This question is related to Degree of sum of algebraic numbers and algebraic numbers of degree 3 and 6, whose sum has degree 12. In this last question I asked a very special case of the following problem : given two algebraic numbers $\alpha$ and $\beta$ with degrees $a$ and $b$ respectively, what can the degree of $\alpha+\beta$ be ?

I believe the answer is as follows : the degree of $\alpha+\beta$ can equal some value $d$ iff

(1) $d \leq ab$ and $a \leq db$ and $b \leq da$. (this condition is obviously necessary)

(2) $d$ divides $ab$, or $a$ divides $db$, or $b$ divides $da$.

The "if" part probably involves Galois theory as in Gerry's answer to the special case.

EDIT 07/01/2010 : As Gerry noted, the conjecture above is grossly false. Below is a "corrected version" of my conjecture.

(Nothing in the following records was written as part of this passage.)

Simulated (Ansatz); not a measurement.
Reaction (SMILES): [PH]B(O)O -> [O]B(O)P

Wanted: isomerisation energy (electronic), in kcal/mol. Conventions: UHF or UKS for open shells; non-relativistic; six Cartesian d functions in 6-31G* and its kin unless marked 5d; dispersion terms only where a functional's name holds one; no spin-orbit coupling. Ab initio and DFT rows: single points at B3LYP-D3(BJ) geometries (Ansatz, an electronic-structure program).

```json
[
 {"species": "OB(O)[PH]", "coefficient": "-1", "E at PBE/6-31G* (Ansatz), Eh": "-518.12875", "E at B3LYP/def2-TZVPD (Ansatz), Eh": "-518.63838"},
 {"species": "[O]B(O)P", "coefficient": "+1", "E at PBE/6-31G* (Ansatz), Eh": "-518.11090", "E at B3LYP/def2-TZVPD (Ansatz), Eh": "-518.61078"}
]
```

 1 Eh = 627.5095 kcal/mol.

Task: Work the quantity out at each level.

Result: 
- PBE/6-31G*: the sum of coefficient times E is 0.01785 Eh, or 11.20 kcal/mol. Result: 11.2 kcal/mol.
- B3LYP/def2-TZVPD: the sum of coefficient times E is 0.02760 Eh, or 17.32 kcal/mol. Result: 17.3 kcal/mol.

I believe the answer is as follows : the degree of $\alpha+\beta$ can equal some value $d$ iff

(*) There is some integer $e$ divisible by all of $a,b,d$, and lower than or equal to all of $ab,ad,bd$ (this is a necessary condition, as is seen by taking $e$ to be the degree of the extension $k(\alpha,\beta)/k$, where $k$ is the base field).